The details of the crime were uniquely specific: Wielding a hypodermic syringe as a weapon, a man in New York City attempted to steal a power drill from a Home Depot in the Bronx. After police arrested him, they quickly ascertained that he'd done the same thing before, a few weeks earlier at another Home Depot, seven miles away in Manhattan.

It wasn't a detective who linked the two crimes. It was a new technology called Patternizr, an algorithmic machine-learning software that sifts through police data to find patterns and connect similar crimes. Developed by the New York Police Department, Patternizr is the first tool of its kind in the nation (that we know about). It's been in use by NYPD since December 2016, but its existence was first disclosed by the department this month.
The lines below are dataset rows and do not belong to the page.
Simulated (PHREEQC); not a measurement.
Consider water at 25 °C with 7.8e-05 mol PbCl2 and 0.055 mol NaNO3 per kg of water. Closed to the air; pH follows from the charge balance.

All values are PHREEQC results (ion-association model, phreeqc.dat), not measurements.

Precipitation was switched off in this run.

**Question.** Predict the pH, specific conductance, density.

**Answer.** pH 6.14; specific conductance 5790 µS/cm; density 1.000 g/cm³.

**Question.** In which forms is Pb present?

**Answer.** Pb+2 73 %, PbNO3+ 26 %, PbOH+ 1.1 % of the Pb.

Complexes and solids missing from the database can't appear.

“The goal of all of this is to identify patterns of crime," says Alex Chohlis-Wood, the former director of analytics for NYPD and one of the researchers who worked on Patternizr. He is currently the deputy director of Stanford University’s Computational Policy Lab. "When we identify patterns more quickly, it helps us make arrests more quickly.”
Many privacy advocates, however, worry about the implications of deploying artificial intelligence to fight crimes, particularly the potential for it to reinforce existing racial and ethnic biases.

New York City has the largest police force in the country, with 77 precincts spread across five boroughs. The number of crime incidents is vast: In 2016, NYPD reported more than 13,000 burglaries, 15,000 robberies and 44,000 grand larcenies. Manually combing through arrest reports is laborious and time-consuming -- and often fruitless.

“It’s difficult to identify patterns that happen across precinct boundaries or across boroughs,” says Evan Levine, NYPD's assistant commissioner of data analytics.

Patternizr automates much of that process. The algorithm scours all reports within NYPD's database, looking at certain aspects -- such as method of entry, weapons used and the distance between incidents -- and then ranks them with a similarity score. A human data analyst then determines which complaints should be grouped together and presents those to detectives to help winnow their investigations.

On average, more than 600 complaints per week are run through Patternizr. The program is not designed to track certain crimes, including rapes and homicides. In the short term, the department is using the technology to track petty larcenies.


The NYPD used 10 years of manually collected historical crime data to develop Patternizr and teach it to detect patterns. In 2017, the department hired 100 civilian analysts to use the software. While the technology was developed in-house, the software is not proprietary, and because the NYPD published the algorithm, “other police departments could take the information we’ve laid out and build their own tailored version of Patternizr,” says Levine.

Since the existence of the software was made public, some civil liberties advocates have voiced concerns that a machine-based tool may unintentionally reinforce biases in policing.

“The institution of policing in America is systemically biased against communities of color,” New York Civil Liberties Union legal director Christopher Dunn told Fast Company. “Any predictive policing platform runs the risks of perpetuating disparities because of the over-policing of communities of color that will inform their inputs. To ensure fairness, the NYPD should be transparent about the technologies it deploys and allow independent researchers to audit these systems before they are tested on New Yorkers.”

New York police point out that the software was designed to exclude race and gender from its algorithm. Based on internal testing, the NYPD told Fast Company, the software is no more likely to generate links to crimes committed by persons of a specific race than a random sampling of police reports.

But Gartner analyst Darin Stewart, who authored a paper on the bias of artificial intelligence last year, said the efforts to control for racial and gender biases don't go far enough.

"Removing race and gender as explicit factors in the training data are basically table stakes -- the necessary bare minimum," Stewart said in an interview with the site Tech Target. "It will not eliminate -- and potentially won't even reduce -- racial and gender bias in the model because it is still trained on historical outcomes."

The implications are troublesome, Stewart told the site.

"As Patternizr casts its net, individuals who fit a profile inferred by the system will be swept up. At best, this will be an insult and an inconvenience. At worst, innocent people will be incarcerated. The community needs to decide if the benefit of a safer community overall is worth making that same community less safe for some of its members who have done nothing wrong."

The NYPD has come under fire before for using Big Data technology to help fight crimes. In 2016, the Brennan Center for Justice took legal action against the department over its use of predictive policing software. This past December, the New York State Supreme Court ordered the department to release records about its testing development and use of predictive policing software.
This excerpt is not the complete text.